(Bloomberg) -- The Bank of Namibia cut interest rates for a third time in a row and played down the inflationary impact of the nation’s election, in which the ruling party held power by its slimmest margin since 1990.
The monetary policy committee cut the key rate by 25 basis points to 7%, Governor Johannes !Gawaxab told reporters in Windhoek, the capital, on Wednesday.
“In deciding on an appropriate course of action, the MPC noted the most recent slowdown in inflation and welcomed the medium-term inflation outlook that remained well contained,” !Gawaxab said.
Annual inflation eased to 3% in October from 3.4% a month earlier. It is expected to average 4.3% this year and 4% in 2025, unchanged from the MPC’s previous forecasts, !Gawaxab said.

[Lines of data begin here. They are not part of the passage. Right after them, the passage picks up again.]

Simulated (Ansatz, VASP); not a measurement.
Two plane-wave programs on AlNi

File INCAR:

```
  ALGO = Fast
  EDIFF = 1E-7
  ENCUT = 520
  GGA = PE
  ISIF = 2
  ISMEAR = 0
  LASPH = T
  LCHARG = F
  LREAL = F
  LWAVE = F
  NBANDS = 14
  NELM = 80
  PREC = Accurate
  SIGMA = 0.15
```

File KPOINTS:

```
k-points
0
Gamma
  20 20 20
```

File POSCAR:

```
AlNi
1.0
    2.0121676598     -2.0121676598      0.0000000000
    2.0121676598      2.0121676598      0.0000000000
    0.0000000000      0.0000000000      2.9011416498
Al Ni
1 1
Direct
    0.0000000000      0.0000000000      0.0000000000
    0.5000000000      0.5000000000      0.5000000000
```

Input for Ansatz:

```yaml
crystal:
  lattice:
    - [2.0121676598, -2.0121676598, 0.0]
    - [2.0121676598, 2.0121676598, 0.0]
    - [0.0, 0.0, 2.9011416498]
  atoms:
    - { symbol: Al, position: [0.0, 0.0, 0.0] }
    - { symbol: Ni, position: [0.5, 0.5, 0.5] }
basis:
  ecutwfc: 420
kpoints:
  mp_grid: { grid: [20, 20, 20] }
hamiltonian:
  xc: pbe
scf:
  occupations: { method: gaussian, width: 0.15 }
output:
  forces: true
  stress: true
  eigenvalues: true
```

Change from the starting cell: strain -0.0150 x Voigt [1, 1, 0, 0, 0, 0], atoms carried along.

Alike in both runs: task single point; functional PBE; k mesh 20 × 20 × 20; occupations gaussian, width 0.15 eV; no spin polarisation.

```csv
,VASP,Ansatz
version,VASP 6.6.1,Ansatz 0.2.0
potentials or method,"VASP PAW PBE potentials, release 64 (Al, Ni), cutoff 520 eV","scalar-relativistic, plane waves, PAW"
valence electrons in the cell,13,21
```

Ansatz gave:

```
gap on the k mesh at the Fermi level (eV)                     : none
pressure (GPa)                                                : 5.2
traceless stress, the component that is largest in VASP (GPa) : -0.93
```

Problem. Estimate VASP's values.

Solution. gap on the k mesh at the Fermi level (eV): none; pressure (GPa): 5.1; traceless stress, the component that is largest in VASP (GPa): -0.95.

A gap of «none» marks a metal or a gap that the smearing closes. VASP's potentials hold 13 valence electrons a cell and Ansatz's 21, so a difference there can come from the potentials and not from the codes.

The governor said he didn’t foresee Tuesday’s election results, which showed the South West African Peoples Organisation narrowly held onto its parliamentary majority in last week’s vote, having any impact on inflation in the near term or the exchange rate as its currency is pegged to the South African rand.
The size of the rate cut was in line with South Africa’s reduction last month. The arid southwest African nation’s currency peg with the rand means its monetary policy often follows the South African Reserve Bank’s actions.
Borrowing costs have diverged when the two nation’s inflation or economic growth paths have deviated. Namibia’s key rate has been lower than South Africa’s since November 2022 and currently differs by 75 basis points.
“We forecast there will be scope for the BoN to cut the repo rate by 25 bps-50 bps in 2025, given our projection of moderate inflation of 3.8%,” Gerrit van Rooyen of Oxford Economics wrote in a note to clients. “We expect South Africa to cut its repo by 75 bps, which will help close the gap between the two rates.”
The cuts should help boost economic growth. The economy is expected to expand 3.5% this year, 0.4 percentage point higher than was projected at the previous MPC meeting, !Gawaxab said. The revision “emanated from a stronger-than-anticipated performance in the primary industry, especially gold mining,” he said.
International reserves increased to 60.9 billion Namibian dollars ($3.4 billion) by the end of October, from 57.1 billion Namibian dollars in September, enough to cover 4.1 months of imports and sustain the peg between the Namibian Dollar and the rand, !Gawaxab said,
--With assistance from Mike Cohen.
(Updates with governor’s election comments in paragraph five and analyst’s in paragraph eight)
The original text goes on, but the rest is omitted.